It’s safe to say it’s been a rocky year. With the broadcast year kicked off, we are hitting crunch time as the holidays and End of Year creep up on us. We all know Q4 isn’t just about making it to year-end – but it’s also about getting in front of the latest trends, and setting yourself up for a more successful year to follow.
To help you get ahead, we have addressed some of the key industry trends and developments that can help you buy and sell convergent TV more dynamically, and stay on top of the evolving landscape.
Economic forces continue to drive pressure, as well as the redistribution of ad dollars
As if all of the change facing the ecosystem wasn’t enough, the macroeconomic future continues to be unpredictable – driving marketers’ fears of overcommitting to plans and spending. Per Magna, while US ad spending is expected to be up 5.2% in 2023, traditional ad spending is expected to be down 3.6%.
Clearly, ad budgets are slightly up, but the distribution of budgets is trending differently than before. The majority of these “up” budgets are going to more digitally innovative properties – as well as the ones that have adtech prowess, and can prove the return on marketing investments.
How to take action: Align people, processes, and tech around identity, in order to enable the ultimate fluidity of impressions for the ecosystem to activate, measure, and scale. This will be a more attractive option for brands as they unlock more budgets.
CTV growth is stabilising while linear steadily declines
Recently, Insider Intelligence forecasted that 2023 would mark linear ad spend shrinking 8.0% YoY, while CTV ad spend would grow more than 20%.
This shift in spend means buyers and sellers need a holistic view of their investment and inventory in order to make the best decisions. Both buyers and sellers need to be able to manage the shift, and accurately view and value cross-screen impressions. Additionally, managing reach and frequency cross-screen can help manage both linear and streaming.
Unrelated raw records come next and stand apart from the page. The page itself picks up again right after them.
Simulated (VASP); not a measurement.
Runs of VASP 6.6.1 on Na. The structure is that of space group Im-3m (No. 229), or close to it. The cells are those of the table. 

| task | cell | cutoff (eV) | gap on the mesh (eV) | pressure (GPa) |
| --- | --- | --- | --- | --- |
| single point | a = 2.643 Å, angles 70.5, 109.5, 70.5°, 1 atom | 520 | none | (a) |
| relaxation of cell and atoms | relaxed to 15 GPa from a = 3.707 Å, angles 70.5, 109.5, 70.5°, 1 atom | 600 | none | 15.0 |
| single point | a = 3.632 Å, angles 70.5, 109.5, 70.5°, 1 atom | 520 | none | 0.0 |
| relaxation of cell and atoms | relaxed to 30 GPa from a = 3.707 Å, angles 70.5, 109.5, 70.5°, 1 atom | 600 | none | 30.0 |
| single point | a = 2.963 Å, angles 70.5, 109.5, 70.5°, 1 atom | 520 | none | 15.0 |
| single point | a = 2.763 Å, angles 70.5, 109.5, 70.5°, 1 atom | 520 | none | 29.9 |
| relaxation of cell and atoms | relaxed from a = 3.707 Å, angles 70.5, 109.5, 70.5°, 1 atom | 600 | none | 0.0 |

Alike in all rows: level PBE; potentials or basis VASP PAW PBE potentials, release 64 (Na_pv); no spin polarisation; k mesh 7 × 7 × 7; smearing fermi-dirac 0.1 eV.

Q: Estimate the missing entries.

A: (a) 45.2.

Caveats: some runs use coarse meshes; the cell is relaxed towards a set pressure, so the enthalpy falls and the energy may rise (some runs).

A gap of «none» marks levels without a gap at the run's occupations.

How to take action: As TV advertising spend continues to be in flux, both the buy and sell side can improve how media is bought and sold with interoperable identity – no matter how the media is consumed. Interoperable identity enables seamless activation and measurement, which increases the value of CTV placements.
Furthermore, high-quality deterministic identity enables you to track the right consumer across any touchpoint, in order to place, manage, and sell media on audiences – not platforms, airdates, or dayparts. When marketers can take advantage of cross-screen measurement, they can maximise their advertising efficiency and ROI, as well as better action on any insights using custom audiences. This will help to increase their profit margins, as well as create marketing optimisations.
Demand for alternative currencies, correct cross-screen counting, and attribution rages on
With 2024 Upfronts planning kicking off in January, we’re nearing the peak of alternative currency’s momentum. Cross-screen measurement is critical to currency, as it enables a holistic view of inventory and performance, enabling publishers to prioritise and price inventory in order to drive the best results for them. The future of cross-screen measurement lies in deterministic, foundational identity, which helps the ecosystem to create a unified view of the consumer – making for better outcomes. While data collaboration is not the only way to measure, it is the most sophisticated, and ensures accountable and advanced insights across inventory.
How to take action: As the ecosystem continues its quest towards an alternative currency marketplace, identity is still the critical foundation for cross-screen measurement. A strong, deterministic, people-based identity can:
- Drive better personalised experiences across all of convergent TV. Deterministic identity can power engagement at not just a household level, but also a person level, helping to power optimal reach and frequency within audiences.
- Help measure effectiveness more accurately. Deterministic, people-based identity enables an omnichannel view of consumers, enabling marketers to connect ad exposures to business outcomes, as well as conversions.
Having a strong foundation of deterministic, interoperable identity unlocks better counting, greater precision, more effective testing, and more efficient optimisations, all of which are core to the alternative currency movement.
Data is still the most valuable asset
This trend should come as no surprise. Amidst everything, and no matter what 2024 may hold, better investments and better strategy start with better insights across the ecosystem – and data unlocks these insights. As companies get a better handle on their data, they can also look to minimise data movement, which saves money, reduces wasted time, enables increased privacy, reduces third-party dependencies, and maximises insights, all while enabling more use cases.
Fraud threatens ad revenue
As stated by DoubleVerify, fraud seems to follow ad spend, and CTV is no different: in 2022, ad fraud surged on CTV by 69% over the previous year, and with CTV set for another banner year, even more fraud can be expected to follow.
How to take action: Just as leveraging data and identity helps with addressability, it can also help with fraud. When marketers can leverage people-based marketing, they can benefit from an omnichannel view of every touchpoint with a consumer, all the way through to conversions and real business outcomes.